Question

putting it together: gravity, mass, and distance
there is a gravitational force between a 1,500 kg car and a nearby 230 kg lawn mower. if the car were 750 kg instead, how would the gravitational force change?
$f = -g\frac{m_1m_2}{d^2}$
a fourth as much\ta half as much
it would be the same\ttwice as much

Explanation:

Step1: Identify the formula and variables

The gravitational force formula is \( F = -G\frac{m_1m_2}{d^2} \). Here, \( m_1 \) is the mass of the car, \( m_2 \) is the mass of the lawn mower, \( G \) is the gravitational constant, and \( d \) is the distance between them. We assume \( G \), \( m_2 \), and \( d \) remain constant.

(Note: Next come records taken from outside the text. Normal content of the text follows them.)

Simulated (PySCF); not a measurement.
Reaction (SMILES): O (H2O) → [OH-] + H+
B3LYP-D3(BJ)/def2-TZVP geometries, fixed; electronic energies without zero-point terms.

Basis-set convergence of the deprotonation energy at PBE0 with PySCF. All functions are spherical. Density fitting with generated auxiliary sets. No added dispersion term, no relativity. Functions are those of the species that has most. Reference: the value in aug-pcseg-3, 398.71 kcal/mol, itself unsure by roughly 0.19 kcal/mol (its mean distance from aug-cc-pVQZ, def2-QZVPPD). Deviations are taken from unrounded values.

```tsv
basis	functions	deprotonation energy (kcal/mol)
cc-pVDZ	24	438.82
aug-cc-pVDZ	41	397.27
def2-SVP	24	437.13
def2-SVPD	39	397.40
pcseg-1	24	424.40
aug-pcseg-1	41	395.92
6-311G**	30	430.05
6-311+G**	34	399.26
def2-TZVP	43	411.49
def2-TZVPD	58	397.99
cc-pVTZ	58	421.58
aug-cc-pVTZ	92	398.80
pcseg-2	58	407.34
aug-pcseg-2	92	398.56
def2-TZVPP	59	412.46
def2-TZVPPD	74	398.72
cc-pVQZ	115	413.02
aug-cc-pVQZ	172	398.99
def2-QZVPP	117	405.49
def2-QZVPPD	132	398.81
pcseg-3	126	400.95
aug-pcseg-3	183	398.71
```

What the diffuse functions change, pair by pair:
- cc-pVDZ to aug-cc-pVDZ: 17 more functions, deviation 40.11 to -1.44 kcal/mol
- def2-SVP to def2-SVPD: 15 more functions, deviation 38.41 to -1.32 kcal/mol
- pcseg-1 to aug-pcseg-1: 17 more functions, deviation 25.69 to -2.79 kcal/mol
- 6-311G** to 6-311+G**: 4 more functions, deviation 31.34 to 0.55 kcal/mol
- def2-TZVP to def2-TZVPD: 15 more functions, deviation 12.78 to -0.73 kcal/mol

Step2: Calculate the ratio of the new force to the original force

Let the original mass of the car be \( m_{1_{original}} = 1500 \, \text{kg} \) and the new mass be \( m_{1_{new}} = 750 \, \text{kg} \). The original force \( F_{original} = -G\frac{m_{1_{original}}m_2}{d^2} \), and the new force \( F_{new} = -G\frac{m_{1_{new}}m_2}{d^2} \).
To find the ratio \( \frac{F_{new}}{F_{original}} \), we divide the two equations:
\[
\frac{F_{new}}{F_{original}}=\frac{-G\frac{m_{1_{new}}m_2}{d^2}}{-G\frac{m_{1_{original}}m_2}{d^2}}
\]
The \( -G \), \( m_2 \), and \( d^2 \) terms cancel out, leaving:
\[
\frac{F_{new}}{F_{original}}=\frac{m_{1_{new}}}{m_{1_{original}}}
\]
Substitute \( m_{1_{new}} = 750 \, \text{kg} \) and \( m_{1_{original}} = 1500 \, \text{kg} \):
\[
\frac{F_{new}}{F_{original}}=\frac{750}{1500}=\frac{1}{2}
\]
This means the new force \( F_{new} \) is \( \frac{1}{2} \) of the original force \( F_{original} \), so the gravitational force becomes a half as much.

Answer:

a half as much